Submitted to: Journal of Hydrology
Publication Type: Peer Reviewed Journal
Publication Acceptance Date: 8/1/2001
Publication Date: 1/10/2002
Citation: Interpretive Summary: Microwave remote sensing offers the unique opportunity to measure surface soil moisture over large areas. Different instruments have different resolutions, and it was shown that the resolution affects the spatial variability of soil moisture values inferred from the measurements. This conclusion was obtained from observations of a single drydown period over the Little Washita watershed in Oklahoma. New data provided observations o several drydowns for the same area. Our goal was to see whether the earlier discovered effect of resolution on spatial variability holds. We found that the dependencies of variability on resolution are different for different drydown periods. However, once a dependence on resolution is established at the beginning of a drying period, its shape is maintained during the drydown. The further changes in the dependence are governed mostly by the average soil moisture over the area. Having constant shape is the first approximation to predict the resolution dependencies of soil moisture variability for the days without observations during drydowns. This empirical evidence warrants future studies to understand reasons of the persistence in shapes of scaling dependencies and factors that form this shape prior to drydown.
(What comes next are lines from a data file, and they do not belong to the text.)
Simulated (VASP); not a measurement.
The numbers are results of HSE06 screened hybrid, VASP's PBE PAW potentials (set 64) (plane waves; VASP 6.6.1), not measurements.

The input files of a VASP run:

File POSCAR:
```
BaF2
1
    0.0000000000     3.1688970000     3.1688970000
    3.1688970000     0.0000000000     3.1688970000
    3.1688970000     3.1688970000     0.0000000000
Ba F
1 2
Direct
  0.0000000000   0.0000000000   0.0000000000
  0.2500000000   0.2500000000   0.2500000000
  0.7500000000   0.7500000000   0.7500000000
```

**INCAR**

Technical Abstract: Data from passive microwave remote sensing were used to produce soil moisture images over the area of the Little Washita watershed in Oklahoma. The area of the experiment conducted in 1992 was revisited during the Southern Great Plains 1997 Hydrology Experiment and offered an opportunity to re-evaluate the statistical structure of soil moisture images under different scales of observation. Three types of scaling laws were tested i this work: the power law scaling of the variance of moisture content; multiscaling that relates the moment of soil moisture at a base scale to the comparable moments at a coarser scale, and within-pixel variance. Data on scaling in 1992 and 1997 have one important common feature, once a dependence on resolution is established at the beginning of a drying period its shape is maintained during the drydown. Slopes of the dependencies change only slightly, whereas, the intercepts decrease as the drying progresses. This implies that if the slope is found from an image of the first day of a drydown, it can be used with reasonable accuracy on the following days of the drying period. Parameters of the scaling equations change during drying periods, but having constant slopes and intercepts dependent on average area water contents gives a first approximation to predict scaling laws of soil moisture for the days without observations during drydowns. This empirical evidence warrants future studies to understand reasons of the persistence in shapes of scaling dependencies and factors that form this shape prior to drydown.